February 17, 2006
Higher fuel and fertilizer costs and persistent drought in top producing areas will likely make the 2006 cotton crop 3 to 5 cents per pound more expensive to produce than the 2005 crop, but those factors may work in favor of stabilizing prices by keeping total acreage down in the United States, according to Gary Adams, vice-president of economics and policy analysis for the National Cotton Council.
The 2005 crop will likely end up being a record one of nearly 23.7 million bales, with 5.15 million bales coming from the six Southern states represented at the annual joint meeting of the Southern Cotton Producers Association and the Southeastern Cotton Ginners Association, held recently in Charlotte, N.C.
Speaking at the joint meeting, Adams notes that Georgia led the way in cotton production in the Southeast, producing 2.15 million bales in 2005. North Carolina produced 1.43 million bales, followed by Alabama with 830,000, South Carolina with 420,000, Virginia with 185,000 and Florida with 129,000 bales.
Back-to-back record crops left the United States with an oversupply of cotton, which is likely to move upward to near-record levels that were on hand after the 2001 crop.
“We have a 5.5 million-bale carryover from the 2004 crop, and an estimated 23.7 million bales produced in 2005, leaving us with just over 29 million bales to market. Despite some increase in demand and relatively strong prices worldwide, this carryover is reason for concern,” Adams says.
He points out that the trend upward in cotton products being imported into the United States continued in 2005. Though some of this cotton was grown in the United States, exported as raw product, and returned as finished goods, it still has a direct impact on U.S. mill use of domestic raw cotton.
The domestic market for cotton has dropped almost 50 percent in the past 10 years, from 11 million bales in 1996 to projected use of less than 6 million bales in 2006. “We have to continue to support use of our cotton by U.S. mills, but we must face the reality that over 70 percent of our cotton crop will be exported in 2006,” Adams says.
In 2005 over 16 million bales of U.S.-grown cotton was exported, comprising approximately 70 percent of the crop. In 2006, exports are expected to edge closer to 18 million bales.
China is by far the biggest foreign customer for U.S.-grown cotton, followed by Mexico and Pakistan. Combined, the top five foreign customers buy over 80 percent of the cotton exported from the United States.
Though China produces about the same amount of cotton as the U.S. (projected 2005 crop is 25 million bales), its domestic use has grown at about 20 percent per year for the past few years, resulting in total demand for raw cotton growing to approximately 44 million bales for 2006. “Even if China reaches projected production levels of 30 million bales per year, its supply/demand ratio will still offer huge market potential for cotton exporters,” Adams explains.
“Unless China has some unforeseen dramatic drop in textile production, it will remain the largest importer of raw cotton and largest exporter of finished textile goods in the world for some time to come,” Adams adds.

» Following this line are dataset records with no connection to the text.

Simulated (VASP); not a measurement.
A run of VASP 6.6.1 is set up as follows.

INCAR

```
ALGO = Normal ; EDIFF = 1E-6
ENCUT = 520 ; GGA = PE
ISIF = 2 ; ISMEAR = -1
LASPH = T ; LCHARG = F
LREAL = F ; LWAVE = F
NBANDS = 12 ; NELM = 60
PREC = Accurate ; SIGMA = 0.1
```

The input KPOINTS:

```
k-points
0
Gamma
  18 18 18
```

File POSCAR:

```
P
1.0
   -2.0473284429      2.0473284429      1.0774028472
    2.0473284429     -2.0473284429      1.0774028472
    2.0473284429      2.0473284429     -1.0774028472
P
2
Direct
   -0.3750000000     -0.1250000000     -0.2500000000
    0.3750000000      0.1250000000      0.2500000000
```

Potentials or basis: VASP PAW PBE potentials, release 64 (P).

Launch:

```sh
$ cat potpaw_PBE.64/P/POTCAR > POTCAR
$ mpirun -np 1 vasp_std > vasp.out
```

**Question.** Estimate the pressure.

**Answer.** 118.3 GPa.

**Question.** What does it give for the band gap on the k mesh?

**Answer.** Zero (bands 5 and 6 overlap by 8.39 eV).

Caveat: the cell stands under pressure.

Worldwide usage is approximately 115 million bales annually and demand remains high, Adams notes. “However, worldwide, we have about 15 million bales in carryover from 2004, and of greater concern is the high percentage of total carryover that is in the United States.
“On the supply side, prices remain good. Farmer prices of 42 cents per pound increased to 48 cents per pound in 2005, and forecasts for 2006 are optimistic, Adams contends. “It doesn't appear that the Southwest states will be able to duplicate in 2006 their record yields of 2004 and 2005, because of extended drought and higher production prices, which will help on the supply side,” Adams projects.
“On the demand side, we must continue to support domestic use of cotton, but we must recognize that over 70 percent of the 2006 crop will be exported. And, we must recognize that China will be our biggest customer for some time to come,” Adams contends.
“Worldwide we are projecting use of about 115 million bales for 2006, which is online with previous years. So, we have some reason for optimism. However, the high carryover stocks and uncertainty of foreign trade negotiations are reason enough to approach the 2006 production year with caution,” Adams warns.